In 2014, the organizers added a second event in Charleston, South Carolina, though bad weather canceled the 2015 edition. Louapre said his goal is to return to Charleston in 2017 and eventually have more Hogs for the Cause events in other cities.

Back home in New Orleans, Hogs’ growth has been fueled by the individual teams. They compete for cook-off bragging rights. They devise and sell evermore creative pork-themed dishes to the crowd over the weekend festival. And as their fundraising totals have climbed, these teams have been cultivating their own internal cultures and rituals. Team leaders say that’s been key to keeping their groups motivated and engaged even as time commitments and logistical demands grow.

“The second it stops being fun is the second our team would fall apart,” said Bart Bacigalupi, co-captain of Team Captain Porkenheimer.

Like others, this team started with an agreement among friends to give the cook-off a shot. Now, family gatherings and bachelor party weekends have morphed into pig cooking practice runs, and the team holds independent benefit events with its sponsors, banking on the Captain Porkenheimer brand built up at Hogs for the Cause to draw a crowd.

“When people think of Hogs, they think of your team and of you as a team member,” said Bacigalupi. “Yes, they’re going to the event for the food and the music, but they’re going to see friends they know are on certain teams. It’s part of the draw and that’s what the brand is about.”

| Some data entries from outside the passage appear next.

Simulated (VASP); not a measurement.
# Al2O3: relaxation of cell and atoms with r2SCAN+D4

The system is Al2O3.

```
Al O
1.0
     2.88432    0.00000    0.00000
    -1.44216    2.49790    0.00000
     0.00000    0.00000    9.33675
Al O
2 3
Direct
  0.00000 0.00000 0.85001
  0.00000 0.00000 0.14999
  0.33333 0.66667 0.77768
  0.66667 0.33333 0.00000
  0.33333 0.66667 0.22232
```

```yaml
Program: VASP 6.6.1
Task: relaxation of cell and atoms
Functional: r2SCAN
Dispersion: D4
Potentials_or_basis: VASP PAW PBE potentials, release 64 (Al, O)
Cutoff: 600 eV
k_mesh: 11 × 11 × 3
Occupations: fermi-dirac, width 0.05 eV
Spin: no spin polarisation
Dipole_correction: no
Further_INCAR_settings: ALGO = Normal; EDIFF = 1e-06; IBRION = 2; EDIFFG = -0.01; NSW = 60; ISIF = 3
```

Branding has been especially big with the Boar’s Nest, which has its team logo stitched in attire, printed on hot sauce bottles and even cast into big Western-style belt buckles. It looks playful, but it’s also strategic.

“We’re big on brand impressions,” said Puckett. “All the money people give to Hogs is going to the same place, but our sponsors tell us they want to be with us, they want to support us. The other events we do, seeing the brand we put out there, seeing our Boar’s Nest flags flying at our houses, that builds into that allegiance that they’re part of this with us.”

“This is us”

As teams have built their own identities, they’ve expanded the circle of support for Hogs. For instance, the all-female team Sweet Swine o’ Mine stands in vivid, pink-themed contrast to the mostly male campus of competitors. Throughout the year, the group partners with woman-owned businesses for fundraisers. There was a shopping party at the Uptown jewelry store Kendra Scott in January, and the team got a portion of bar sales at 45 Tchoup during the big LSU/Alabama football game last season. It all goes into the pot they donate to Hogs for the Cause, and that’s the whole point.

“None of us really do competitive barbecue outside of Hogs. For us the main goal is funding the grants and helping these families,” said team captain Laura Filipek. “It’s a really fun time to just get together and drink wine and think of ideas for the team.”

Hogs for the Cause has been pivotal for one group that was already loosely organized. The team Puerco Rico was formed by a group of local doctors who share Puerto Rican heritage. They all socialized together before, but Hogs provided a framework to really coalesce and become a fundraising machine.

“We were pretty much family already, and we all love to eat pig and we love to drink, so it was an easy fit,” said team captain Jaime Alleyn.

At City Park, they build a Caribbean-themed camp, bring in a Latin band to perform and fire up the caja China, a traditional Puerto Rican pig roaster (akin to a Cajun microwave). But before any of that happens, they meet throughout the year to plan, hit up their healthcare contacts for contributions and raffle off an island-style pig roast, all of which helped the team net more than $30,000 last year.

“It’s become a monster, it’s a big commitment but it’s also a lot of fun,” said Alleyn. “It’s comes down to Hogs itself and how they run it. (Organizers) listen to us, we have a voice and that’s why there’s such buy-in from the teams. It’s not just us showing up and giving money to their cause. This is us.”